Not all the attacks will be punishable (criminal law) or otherwise unlawful (tort, administrative law) in practice. This depends, after all, on the existing legal context. Moreover, not all types in our conceptual categorisation need necessarily be criminalised; what is considered undesirable or criminal behaviour still depends to a considerable extent on social, cultural, and legal norms that vary from country to country. For example, the United States and European countries to date have varying approaches with respect to identity-related crime.
In the United States, the Identity Theft and Assumption Deterrence Act specifically covers identity-related crime, albeit largely restricted to identity ‘theft’. This penalises anyone who ‘knowingly transfers or uses, without lawful authority, a means of identification of another person with the intent to commit, or to aid or abet, any unlawful activity that constitutes a violation of Federal law, or that constitutes a felony under any applicable State or local law.’
In European countries, there is – to our knowledge – no specific criminal provision targeting identity ‘theft’ or identity fraud as such (cf., Koops 2005), nor do the Council of Europe’s Convention on Cybercrime or the EU Framework Decision on attacks against information systems contain identity-specific crimes. Some countries do have special provisions targeting specific subcategories of identity-related crime, such as deletion or forgery of official identity documents, but a general criminalisation of identity ‘theft’, identity fraud, or other types of identity-related crime is absent. Instead, countries largely rely on non-identity-specific, and often traditional, criminal provisions, such as fraud, forgery, data damage, illegal access to data, or imposture.
A major distinction in a legal categorisation of identity-related crime, then, is identity-specific versus identity-neutral crimes. Within identity-neutral crimes, major subdivisions can be made between criminal, civil, and administrative law, and between specific provisions, like fraud, and general provisions, such as aiding and abetting. This leads us to the following overview. [See Figure 4 in Appendix]

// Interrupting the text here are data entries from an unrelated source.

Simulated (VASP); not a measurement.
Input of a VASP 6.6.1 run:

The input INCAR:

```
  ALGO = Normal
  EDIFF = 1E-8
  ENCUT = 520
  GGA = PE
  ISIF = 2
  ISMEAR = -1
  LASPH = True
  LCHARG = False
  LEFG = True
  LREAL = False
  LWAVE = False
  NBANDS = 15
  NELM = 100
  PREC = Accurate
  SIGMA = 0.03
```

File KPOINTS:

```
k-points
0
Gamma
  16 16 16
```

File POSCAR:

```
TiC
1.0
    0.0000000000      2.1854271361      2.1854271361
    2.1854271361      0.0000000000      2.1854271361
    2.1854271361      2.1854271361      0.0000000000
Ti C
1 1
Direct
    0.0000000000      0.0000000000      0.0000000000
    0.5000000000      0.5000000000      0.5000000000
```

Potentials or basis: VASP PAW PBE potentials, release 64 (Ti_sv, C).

This is a tentative, not-exhaustive categorisation – it is not easy to create a definitive categorisation for legal provisions, since there is no international standard or relevant treaty and since provisions differ from country to country. Nevertheless, the basic distinctions in this categorisation are relevant for all countries, and many of the identity-neutral types will feature in most countries’ legislation. As such, the categorisation can be used by countries to detect potential gaps in their legislation with respect to identity-related crime.